This past year I was searching the internet for information about Catholicism/Protestantism, arguments both for and against, and I ran across an article titled, 'Why Protestants Convert'.


In this article was a paragraph that, as an old boss of mine used to say, really 'wrapped up my axles'. I was instantly aware; this was how I'd been thinking. Like, all my life. Also, I was instantly aware I had absolutely no argument back against this. In fact, I think I laughed out loud as I read it. As a poor, vulnerable Protestant, I was helpless in the face of this, sort of...rude exposure.


Our historical awareness of the Christian faith must rise above the popular Protestants tropes of the “Ditch Theory.” According to this error, the Apostles understood and practiced devotion to Christ in all of its purity and depth. Such fidelity to the apostolic tradition continued until Emperor Constantine elevated Christianity as the official religion of the empire, at which point the Church promptly fell into the ditch of compromise and heresy.


From Constantine through the Medieval Age, the gospel was immersed in unbiblical tradition and therefore largely misunderstood, apart from a small remnant of believers who somehow managed to get it right. Eventually, God empowered Martin Luther to confront these errors, which he initiated in 1517 when he nailed his Ninety-Five Theses to the castle church door at Wittenberg. With Luther and the reform movements that followed, Christianity was elevated three quarters of the way out of the ditch. In this nearly-restored condition, biblical Christianity remained until the founding of one’s particular denomination or church, at which point pure, biblical faith was finally returned to its original condition. Hopefully, the absurdity of this view is apparent.
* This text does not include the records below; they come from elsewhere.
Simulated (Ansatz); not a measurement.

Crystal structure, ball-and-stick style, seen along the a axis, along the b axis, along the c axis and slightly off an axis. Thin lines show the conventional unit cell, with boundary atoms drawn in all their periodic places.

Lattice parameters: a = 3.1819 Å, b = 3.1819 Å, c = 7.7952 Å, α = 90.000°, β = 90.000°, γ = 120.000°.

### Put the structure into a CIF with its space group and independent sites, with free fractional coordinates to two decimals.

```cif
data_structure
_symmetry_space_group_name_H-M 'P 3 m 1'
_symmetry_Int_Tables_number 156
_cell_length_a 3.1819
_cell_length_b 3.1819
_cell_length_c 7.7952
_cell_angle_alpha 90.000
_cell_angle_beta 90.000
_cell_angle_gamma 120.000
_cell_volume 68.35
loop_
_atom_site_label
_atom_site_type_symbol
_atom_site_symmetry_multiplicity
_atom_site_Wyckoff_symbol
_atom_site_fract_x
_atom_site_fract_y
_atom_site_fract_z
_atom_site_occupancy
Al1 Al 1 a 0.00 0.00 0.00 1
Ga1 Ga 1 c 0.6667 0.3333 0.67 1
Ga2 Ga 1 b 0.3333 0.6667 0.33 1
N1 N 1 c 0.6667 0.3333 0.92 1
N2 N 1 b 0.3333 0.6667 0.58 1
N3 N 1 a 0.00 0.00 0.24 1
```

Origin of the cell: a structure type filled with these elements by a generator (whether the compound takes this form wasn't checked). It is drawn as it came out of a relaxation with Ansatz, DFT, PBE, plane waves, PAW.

This had been my vague, non-verbalized position all my life. We (the Protestants) were right about all this, because, well, the Catholics just couldn't be right. Those two paragraphs pinned me to the mat. Had this been an MMA fight, I would have been furiously tapping out. I could not ignore this or dismiss it. I copied it to a Note in my iPhone and read it over and over again for several days. I had been, I realized, arrogant in my Protestant position. So snooty that I couldn't see something that now looked so plain and obvious.. I felt like Job (42:3) when he said,


'Surely I spoke of things I did not understand...'


Once I saw this, I couldn't unsee it, and it opened the door to truths and positions the church had taken in the centuries before Luther, Calvin, etc., all of which needed investigating. I learned a new term: 'Apostolic Tradition', which in turn opened other doors. Too many to list here, but this was yet another step away from Protestantism for me.